A visit from his unruly sister Sissy (Carey Mulligan) does nothing but exacerbate his issues for the audience's benefit. She causes legitimate frustration when she readily sleeps with Brandon's lascivious boss (James Badge Dale). Further, as she foists herself upon him as a roommate - and uncannily as a temptress - we watch his sex obsession reveal its roots in a deeper intimacy problem.
The disturbing and palpable sexual tension between the siblings makes for some of the film's richest and most memorable points, captured only through the filmmaker’s use of subtext. We're left to wonder: is Brandon afraid of what he is capable of in the presence of his libidinous sister, or of what the two have done in the past?
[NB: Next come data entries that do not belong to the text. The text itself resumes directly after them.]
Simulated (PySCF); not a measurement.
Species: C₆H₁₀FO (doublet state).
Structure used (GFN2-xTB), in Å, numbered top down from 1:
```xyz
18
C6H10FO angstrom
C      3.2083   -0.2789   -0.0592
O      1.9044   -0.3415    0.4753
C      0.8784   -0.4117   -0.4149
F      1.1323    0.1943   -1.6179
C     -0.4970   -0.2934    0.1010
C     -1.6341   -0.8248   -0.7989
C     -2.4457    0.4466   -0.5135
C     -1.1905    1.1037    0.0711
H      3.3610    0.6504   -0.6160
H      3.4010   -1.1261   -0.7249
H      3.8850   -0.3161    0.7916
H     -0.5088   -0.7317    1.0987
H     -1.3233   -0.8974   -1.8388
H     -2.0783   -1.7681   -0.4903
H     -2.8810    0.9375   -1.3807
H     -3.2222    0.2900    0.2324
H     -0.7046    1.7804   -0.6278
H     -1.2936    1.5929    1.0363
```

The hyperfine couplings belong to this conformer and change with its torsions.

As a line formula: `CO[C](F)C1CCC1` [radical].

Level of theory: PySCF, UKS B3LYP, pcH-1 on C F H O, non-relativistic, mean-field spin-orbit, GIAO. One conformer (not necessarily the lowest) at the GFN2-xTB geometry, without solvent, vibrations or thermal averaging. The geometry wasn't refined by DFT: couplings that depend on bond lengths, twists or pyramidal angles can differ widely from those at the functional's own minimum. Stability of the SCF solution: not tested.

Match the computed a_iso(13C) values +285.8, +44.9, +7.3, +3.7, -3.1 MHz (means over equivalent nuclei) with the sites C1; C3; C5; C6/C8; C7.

We don't know whether to be thankful or disappointed that the pair never act on these urges. While such a plot point would make the film considerably more difficult to watch, it might inject a source of action into an otherwise static story.
Shame is (naturally) the real focus here, and perhaps the paralysis that often comes as a result is what writer-director Steve McQueen (no relation) wishes to highlight: Brandon is shamed into stagnancy and silence. Despite inspired performances by Fassbender and the other lead actors, the protagonist’s struggle was a struggle to watch, barely keeping my attention.
McQueen attempted to let the bare facts of the film's premise provide all of the impact. He underestimated how easy it is for most men to relate to Brandon's issues, and how apparent the link between sex dependency and a fear of intimacy is to the average person.
Though he succeeded in making (almost) all of the sex in the film thoroughly unsexy, his visuals walk a fine line between beauty and languidness. Though I hesitate to say it in the context of a renowned British artist such as McQueen for fear of appearing obtuse, a whiff of pretension lingers in the style, and especially with regard to the conspicuous and frequent nudity.
It remains an intriguing watch about the nature of addiction and what lies beneath its surface. However, the fact that a Turner prizewinner such as McQueen was unable to produce a more compelling narrative is simply a shame.